Sunday, 23 October 2011

The Man With Gold Dust In His Hair!



Before Lady Gaga, there was Sigue Sigue Sputnik, then Mike Monroe, New York Dolls, Marc Bolan and we finally get to the glam overlord David Bowie.
But way way before these famed glamsters there was Stephen Tennant.
The son of Scots peer, Lord Glenconner and Pamela Wyndham, one of The Souls.
His mother was also a cousin of Lord Alfred Douglas, Oscar Wilde's lover and a sonneteer.
 Tennant's androgynous looks and flamboyant style led sculptor Jacob Epstein to describe him as the most beautiful creature he had ever seen and I have to partly agree with this.
His looks are very charismatic and was known to decorate himself with sprinkling gold dust into his hair and to out line his lips... he could be described as if Brian Jones and David Bowie had an unholy love child?
THIS would be the guy!!



The Bright Young Things of the social set were all about attention-grabbing antics, wild partying and competitively outlandish fashion.
The week long themed parties were raved about... fueled with alcohol and cocaine.
They were the 1920s and 30s London prototype celebrities.
Before them, the British press’s gossip columns amounted to nothing more than society announcements.
The young and privileged people changed this with scandalous outfits and behaviour, and the papers’ fascination with them and their intrinsic link to fashion has grown and grown.

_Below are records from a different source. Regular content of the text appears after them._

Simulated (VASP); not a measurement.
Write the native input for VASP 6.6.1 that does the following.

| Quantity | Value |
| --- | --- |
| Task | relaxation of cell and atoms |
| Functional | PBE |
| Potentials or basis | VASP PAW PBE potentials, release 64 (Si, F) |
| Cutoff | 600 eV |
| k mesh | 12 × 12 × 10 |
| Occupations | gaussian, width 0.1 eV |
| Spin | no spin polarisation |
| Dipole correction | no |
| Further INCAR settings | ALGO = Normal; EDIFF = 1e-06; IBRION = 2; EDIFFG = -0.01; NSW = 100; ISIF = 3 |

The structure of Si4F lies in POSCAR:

Tennant’s outfits ranged from indulgently luxe over-the-top opulence to theatrical, gender-blurring fancy dress.
The gossip column from a 1927 edition of The Daily Express described Tennant’s headline-making style in this way:
“The Honourable Stephen Tennant arrived in an electric brougham wearing a football jersey and earrings."

Like any self-respecting tabloid darling, Tennant made it his business to be photographed as much as possible, and quickly became a muse to British photographer Cecil Beaton.
Beaton’s portrait of Tennant in fancy dress as Prince Charming is currently on show at the National Portrait Gallery.



The rest of Beaton’s extensive photographs of the bright young set are archived at Sotheby's.

Stephen Tennant was known as the "Brightest", within the "Bright Young People."
Friends included Rex Whistler, Cecil Beaton, the Sitwells, Lady Diana Manners and the dubious Mitford girls – part of the set that made the Nordstrom Sisters popular at The Ritz in 1939.
He is widely considered to be the model for Cedric Hampton in Nancy Mitford's novel Love in a Cold Climate; one of the inspirations for Lord Sebastian Flyte in Waugh's Brideshead Revisited, and a model for Hon. Miles Malpractice in some of his other novels.



During the 1920s and 1930s, he had an affair with the poet Siegfried Sassoon.
Before this he had proposed to friend, Elizabeth Lowndes, but had been rejected as he insisted his nanny would have to be with them including their honeymoon.
His relationship with Siegfried Sassoon, was to be thought his most important: it lasted some four years before Tennant  put an abrupt end to it.
It was reported that Sassoon was depressed for months after, until Sassoon married in 1933 and became a father in 1936.
For most of his life, Tennant considered  himself a writer he tried to start or finish a novel - Lascar.
It is believed that he spent the last 17 years of his life in bed at his family manor at Wilsford, Wiltshire, which he had redecorated by Syrie Maugham.

Though being idle, he was not truly lethargic: he made several visits to the United States and Italy, and struck up many new friendships, despite his later reputation as a recluse.
This only became increasingly true towards the last years of his life until his death in 1987.
Yet even then, his life was not uneventful: he became landlord to V. S. Naipaul who immortalised Tennant in his novel The Enigma of Arrival.
There appears to be only one book about the life of this charismatic Lothario: Serious Pleasures by Phillip Hoare and one I shall be most certainly be tracking down.